Teaching Myself New Tricks

Hello reader,


I hope you are safe and well during such uncertain and troubling times.


Here in the UK we have entered yet another lockdown.


A week before the first UK lockdown in March 2020, like many others, I was made redundant. I spent 3 months unemployed and unsure of what to do with myself. My house had never been clearer but my mental health was lower than it had been in a long time.


Since June 2020, I have been lucky enough to find employment again in work-from-home positions. Although I am grateful to be working, the whole of 2020, and everything that happened within it, has reignited my passion and desire to fufill my dream to become a professional and paid novelist. A career that will bring me joy (as well as challenges) and allow me to be more in control of my future.


First though, I need to write, finish, and edit a novel. Something that I have been struggling to do my entire writing life. I have written and published poetry and short stories before but I have yet to publish a novel. My last attempt got me stuck in a major editing slump and affected my mental health to the point where I had to stop working on that particular project.

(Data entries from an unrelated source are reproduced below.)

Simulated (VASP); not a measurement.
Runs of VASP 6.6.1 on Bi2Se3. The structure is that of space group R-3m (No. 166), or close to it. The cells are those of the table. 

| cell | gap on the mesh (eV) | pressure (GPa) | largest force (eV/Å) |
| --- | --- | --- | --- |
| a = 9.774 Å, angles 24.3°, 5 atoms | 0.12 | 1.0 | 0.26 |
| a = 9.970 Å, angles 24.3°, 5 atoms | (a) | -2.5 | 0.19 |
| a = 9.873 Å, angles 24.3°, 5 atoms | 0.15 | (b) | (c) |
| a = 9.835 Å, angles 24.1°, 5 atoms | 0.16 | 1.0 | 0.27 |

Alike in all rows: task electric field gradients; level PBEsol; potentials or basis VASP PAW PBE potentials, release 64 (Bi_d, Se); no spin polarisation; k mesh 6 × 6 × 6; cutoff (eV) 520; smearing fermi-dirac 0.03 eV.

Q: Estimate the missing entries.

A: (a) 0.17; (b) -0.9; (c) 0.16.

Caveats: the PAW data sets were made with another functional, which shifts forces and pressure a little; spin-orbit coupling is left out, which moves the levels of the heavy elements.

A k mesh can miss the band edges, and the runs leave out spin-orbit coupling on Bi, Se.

I then had inspiration for another novel around June 2020. An idea that would not leave me alone no matter if I was at work, watching TV, trying to get to sleep at night, or walking the dogs with my partner. Anxiety, following my previous novel project, tied my hands and made me doubt whether or not I should try to write another one. Finally, after 3 months of internal conflict, I had an epiphany: What if the problem was with me? With the way I was trying to write my novels?


My approach to writing has always been to plan a lot of the details beforehand, organise my plot outline into chapters, and write the narrative in chronological order. It was a very rigid, disciplined approach and I realised that, for me, it was also a mentally draining one. I needed to teach myself some new tricks.

So, I did my homework. I read my collection of how-to-write books and scoured the internet for useful articles. In the end, I found my inspiration in the NaNoWriMo Pep Talks. I have included the advice that I found and how it helped me form my new approach to novel writing below.


1. 'If [you] wrote everyday what [you] felt like writing that day, then [your] writing would not feel dutiful' - Aimee Bender, NaNoWriMo


I decided that, since many writing systems (like yWriter5 and Scrivener) set up a write-by-scene option as opposed to writing in chapters, I would try to write my novel in scenes. I wrote a list, which I would update every 2 to 3 days, of any and all scenes I could think of that I wanted to include in my novel. Then each day, when I sat down to write, I would pick whichever scene, or series of scenes, that I felt like I wanted to write that day. It definitely made the process much more fun and exciting for me. The idea of waiting until the novel was written to organise chapters felt very freeing.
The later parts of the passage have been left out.